- Risk appetite fades as markets await jobs data
- Mining, financial sectors sold off
- UK construction PMI defies expectations, jumps to six-year high
techMARK 2,645.44 -0.31%
FTSE 100 6,539.87 -0.84%
FTSE 250 15,211.51 -0.80%
UK markets were firmly in negative territory on Tuesday morning despite some strong data on the domestic construction sector, as heavy falls in the mining and financial sectors weighed on FTSE 100.
While things look pretty busy on the macro agenda over the coming days - with plenty of economic data on tap and policy meetings in both the UK and Europe - the focus is likely to be on the all-important US jobs report due Friday, which could be a deciding factor in the Federal Reserve's impending taper of stimulus.
Yesterday global manufacturing figures for November beat forecasts across the board [Capital Economics points out that manufacturing in BRIC economies is lagging behind] but a surprising pick-up in US manufacturing activity to a two-and-a-half-year high was met with a mixed reaction from financial markets.
"The better than forecast US ISM manufacturing report released Monday prompted concern that upbeat performance of the US economy, as indicated by recent data, could see the Fed initiate tapering at this month's policy meeting," said Market Strategist Ishaq Siddiqi from ETX Capital.
Today's schedule was relatively light, though the UK construction sector was making headlines this morning after the purchasing managers' index (PMI) for November smashed forecasts . The PMI unexpectedly surged to a six-year high of 62.6 last month, up from 59.4 in October and well ahead of the forecast for a slight fall to 59.

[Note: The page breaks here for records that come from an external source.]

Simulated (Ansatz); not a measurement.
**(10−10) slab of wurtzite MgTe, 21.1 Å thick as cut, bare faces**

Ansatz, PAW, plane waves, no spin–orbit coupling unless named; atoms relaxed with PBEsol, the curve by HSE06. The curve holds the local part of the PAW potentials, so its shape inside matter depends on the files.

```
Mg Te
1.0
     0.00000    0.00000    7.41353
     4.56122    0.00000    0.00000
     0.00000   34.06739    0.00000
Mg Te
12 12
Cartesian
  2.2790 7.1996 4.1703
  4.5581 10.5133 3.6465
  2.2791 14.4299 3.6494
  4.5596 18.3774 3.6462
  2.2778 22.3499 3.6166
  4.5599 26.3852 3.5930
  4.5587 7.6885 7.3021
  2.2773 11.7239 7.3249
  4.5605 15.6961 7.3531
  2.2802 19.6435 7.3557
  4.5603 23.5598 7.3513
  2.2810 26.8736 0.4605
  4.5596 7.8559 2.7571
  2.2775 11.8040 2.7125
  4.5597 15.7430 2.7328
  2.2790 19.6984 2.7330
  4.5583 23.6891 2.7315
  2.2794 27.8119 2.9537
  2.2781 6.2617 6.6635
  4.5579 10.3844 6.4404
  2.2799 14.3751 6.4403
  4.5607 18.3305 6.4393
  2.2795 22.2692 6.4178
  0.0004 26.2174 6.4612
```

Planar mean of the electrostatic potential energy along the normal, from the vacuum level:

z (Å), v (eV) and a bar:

Nevertheless, stocks were relatively unfazed, with risk appetite on the low-side across Europe.
"You can certainly understand a bit of profit-taking in the current environment, especially in the context of 2013 gains, but the question will be if this is simply the bulls recharging for a traditional 'Santa Rally' or if they have decided to cash in and enjoy the festive season on a healthy bank balance," said Toby Morris, Senior Sales Trader at CMC Markets.
Overnight the latest "official" Chinese services sector purchasing managers´ data revealed a dip in activity levels for November.
Miners tumble as UBS cuts targets
Extended falls in metals prices were weighing on the FTSE 100 with mining stocks broadly lower. UBS was also providing some downwards pressure as it slashed target price across the sector after making reductions in gold and silver forecasts for 2014 and 2015.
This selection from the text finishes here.